Q&A: Sarkozy's and Hollande's plans for France

A wall screen shows the televised debate between Socialist Party candidate for the presidential election Francois Hollande and current President and conservative rival for re-election, Nicolas Sarkozy The candidates have both struck a combative tone

After months of campaigning and a close-fought first round, on 6 May French voters face a straight choice between the centre-right incumbent, Nicolas Sarkozy, and his Socialist rival, Francois Hollande, as their president for the next five years.

What are the candidates' slogans?

Mr Sarkozy, the candidate for the governing Union for a Popular Movement (UMP), argues that France needs a leader who can take tough decisions and protect the French in uncertain times. His campaign slogan is "A strong France".

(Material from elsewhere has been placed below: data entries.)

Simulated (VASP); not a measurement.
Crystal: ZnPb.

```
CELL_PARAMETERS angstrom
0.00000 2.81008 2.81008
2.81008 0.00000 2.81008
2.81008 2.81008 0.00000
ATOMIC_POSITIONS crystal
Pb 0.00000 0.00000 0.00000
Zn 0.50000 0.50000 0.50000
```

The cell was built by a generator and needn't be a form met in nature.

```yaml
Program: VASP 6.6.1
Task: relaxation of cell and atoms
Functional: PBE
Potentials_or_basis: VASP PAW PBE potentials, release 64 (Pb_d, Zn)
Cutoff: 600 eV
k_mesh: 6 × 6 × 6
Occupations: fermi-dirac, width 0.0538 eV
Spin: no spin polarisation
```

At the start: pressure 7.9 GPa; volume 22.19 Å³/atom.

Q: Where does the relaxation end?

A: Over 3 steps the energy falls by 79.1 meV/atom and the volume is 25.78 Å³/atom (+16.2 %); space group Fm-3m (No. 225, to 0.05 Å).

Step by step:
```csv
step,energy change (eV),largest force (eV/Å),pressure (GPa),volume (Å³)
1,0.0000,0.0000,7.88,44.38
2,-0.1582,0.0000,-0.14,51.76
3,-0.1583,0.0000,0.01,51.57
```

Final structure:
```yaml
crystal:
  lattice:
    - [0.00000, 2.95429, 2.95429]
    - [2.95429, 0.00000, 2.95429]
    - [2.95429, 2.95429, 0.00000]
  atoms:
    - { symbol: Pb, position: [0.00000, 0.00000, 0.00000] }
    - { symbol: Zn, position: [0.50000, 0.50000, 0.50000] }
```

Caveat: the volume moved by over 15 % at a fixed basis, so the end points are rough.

His Socialist challenger, Mr Hollande, lambasts Mr Sarkozy's economic record and calls for greater fairness. His campaign slogan is "The time for change is now".

What sets them apart on the economy?

The two candidates have different approaches to job creation and they have set different deficit targets.

Mr Hollande has proposed financial help for small and medium-sized businesses and incentives for employers to hire young people while holding on to older workers. He has pledged to introduce a 75% income tax on earners of more than 1m euros per year and to balance the budget by 2017.

Mr Sarkozy wants to reduce labour costs to stop companies from relocating, and he has set out plans for new training schemes for the unemployed, who would lose benefit entitlements if they refuse to take up the training or jobs offered. He has vowed to balance the budget by 2016 and to put a "golden rule" to parliament committing future governments to pursue zero deficit policies.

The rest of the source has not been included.